On Wed, Jul 24, 2013 at 01:33:34PM EST, Alex Midence wrote:
 Also, for the record, I fully recognize and appreciate all the hard 
 work of the developers of the Ubuntu community who freely give of 
 their time to make things accessible.  However, it was disappointing 
 to finally have gotten a very accessible port of Unity in 12.04 only 
 to be told that we were back to poor a11y in other versions of the 
 distro for at the very least 2 full years.

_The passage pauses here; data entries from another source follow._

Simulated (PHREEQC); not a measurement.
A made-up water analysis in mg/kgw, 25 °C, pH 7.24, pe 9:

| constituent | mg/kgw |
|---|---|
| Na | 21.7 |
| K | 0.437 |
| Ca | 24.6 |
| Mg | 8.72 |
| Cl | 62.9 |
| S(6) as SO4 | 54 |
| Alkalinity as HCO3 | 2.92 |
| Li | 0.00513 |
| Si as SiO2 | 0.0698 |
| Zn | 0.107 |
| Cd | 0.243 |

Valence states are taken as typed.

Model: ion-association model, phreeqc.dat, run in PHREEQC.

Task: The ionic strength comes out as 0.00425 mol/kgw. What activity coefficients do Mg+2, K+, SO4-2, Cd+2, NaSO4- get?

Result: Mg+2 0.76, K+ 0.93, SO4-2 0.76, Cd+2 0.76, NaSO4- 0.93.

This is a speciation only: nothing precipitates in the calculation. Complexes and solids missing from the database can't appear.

For the record, I was disappointed as well. I expressed my desire for Unity
to stick with using Qt at the time, given the accessibility advantages it
brought for one, and the fact that it would have made maintaining unity
easier as the nux GUI toolkit wouldn't also need to be maintained, and Qt is
well established etc.

I am the only developer working for Canonical who spends at least some of
the time working on accessibility issues. I say some of the time, because I
do have other duties, in fact the primary reason why I was hired was not to
work exclusively on accessibility, although the powers that be are ok with
me doing so.

Having said that, my big focus for the next 10-12 months will almost
exclusively be getting Qt5, Mir, and Unity as accessible an environment as
one person can possibly manage. Qt5 helps somewhat, but the specific parts
of Qt that are being used for the new Unity still have some rough spots when
it comes to accessibility, and there is also the changing graphics stack and
everythign that goes with it to deal with.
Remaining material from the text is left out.